Don’t give up.” Three simple words. Easy to say, yet difficult to live by when life deals a bad hand. To Street Roots vendor Vern Hannigan, a familiar presence outside Trader Joe’s on Northwest Glisan Street and 21st Avenue, they are synonymous with turning his life around after living on the streets for years.

“I spent about 10 years just living basically on the corner down by the bus stop on (Northwest Everett Street and Second Avenue),” Vern, who experiences chronic headaches after a serious work accident left him with a plate and screws in his neck, said. “Whether I worked or not, that's where I came and slept.”

Selling Street Roots, along with Vern’s perseverance, helped him find stability and community, things he yearned for since his childhood. Despite being poor, his mom and stepdad did their best to provide for Vern and his baby stepbrother, but relocating frequently, as the family did, was detrimental to making connections.

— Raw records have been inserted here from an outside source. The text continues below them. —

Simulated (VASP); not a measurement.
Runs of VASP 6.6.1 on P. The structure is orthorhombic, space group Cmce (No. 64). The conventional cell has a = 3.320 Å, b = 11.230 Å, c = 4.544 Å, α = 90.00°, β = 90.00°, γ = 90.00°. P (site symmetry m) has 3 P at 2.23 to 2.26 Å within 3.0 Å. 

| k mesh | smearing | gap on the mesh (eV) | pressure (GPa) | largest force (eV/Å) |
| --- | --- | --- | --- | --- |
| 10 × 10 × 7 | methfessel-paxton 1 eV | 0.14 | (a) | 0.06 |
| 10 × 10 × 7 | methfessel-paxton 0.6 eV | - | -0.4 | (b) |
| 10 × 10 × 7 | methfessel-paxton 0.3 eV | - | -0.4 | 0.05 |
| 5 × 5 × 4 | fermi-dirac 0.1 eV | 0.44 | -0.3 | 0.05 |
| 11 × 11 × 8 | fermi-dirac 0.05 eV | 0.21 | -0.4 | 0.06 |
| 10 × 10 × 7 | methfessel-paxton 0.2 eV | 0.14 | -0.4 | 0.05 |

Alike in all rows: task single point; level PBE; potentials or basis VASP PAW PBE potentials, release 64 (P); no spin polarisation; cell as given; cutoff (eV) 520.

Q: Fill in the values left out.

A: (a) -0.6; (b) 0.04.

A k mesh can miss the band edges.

“I never really had any friends because I was always that new guy,” Vern said. “At some point, I gave up on trying to make friends because I knew we were going to pack up and leave. It hit my psyche.”

Getting introduced to drugs at a young age didn’t help either, though he eventually kicked those habits.

With the help of Transition Projects, he ultimately signed up for housing.

“I stayed at the Bud Clark Commons for four months, going through their program,” Vern said. “Then they gave me a housing voucher. I lived in a place across the river for a year, then I moved here for roughly nine years.”

By “here,” he meant a room two floors above the Street Roots office on Northwest Davis Street. He’d come to the right place, but it took time to take the next step.

Eventually, curiosity opened the door to the world beyond the familiar block in Old Town he rarely left.

“I would come down and see the line of people and talk to the vendors, and got to know, (former vendor program director) DeVon (Pouncey),” Vern said. “One day, he asked me, ‘You wanna get a badge and sell some papers?’”

Vern gave it a try and soon claimed his spot at the Slabtown Trader Joe’s. He’s worked the spot for the past six years, serving customers who don’t just buy papers, but also delight in Hannigan’s gift for gab that emerges when he feels he can trust folks.

“Trader Joe's is a place where people tend to shop daily, so I see a lot of them often,” Vern said. “Forty or 50 walk by on a regular basis, just saying hello or stopping on their way to work to have a nice conversation for a couple of minutes.”

As an avid reader of fiction and a dedicated green thumb who tends his own garden with cacti, azaleas, blueberries and even pineapple plants — “they're kinda like my children,” he beamed — he has no trouble making small talk. And small talk can lead to big things, like an apartment near PSU, with the help of someone who overheard him discuss his desire to find better housing.

While getting up and leaving his place can still be challenging, Vern, who celebrates his birthday in July, has no intent of giving up. Selling newspapers offers stability and purpose and helps him connect with others, which he missed earlier in life. It also gives him hope to help establish a street paper in Hawai’i someday.

“Once you get to know what I'm about, what Street Roots is about, it changes the story a little bit for people,” he said. “This is an amazing organization.”

Vern sells Street Roots 9 a.m. to 3 p.m. most days at Trader Joe’s on 2122 NW Glisan St. You can also support Vern through @StreetRoots Venmo by entering his name and badge number (518) in the notes.

To see and hear Vern Hannigan tell his story and play the didgeridoo, scan the QR code on the right or visit https://youtu.be/SFHull4djeQ.


Street Roots is an award-winning weekly investigative publication covering economic, environmental and social inequity. The newspaper is sold in Portland, Oregon, by people experiencing homelessness and/or extreme poverty as means of earning an income with dignity. Street Roots newspaper operates independently of Street Roots advocacy and is a part of the Street Roots organization. Learn more about Street Roots. Support your community newspaper by making a one-time or recurring gift today.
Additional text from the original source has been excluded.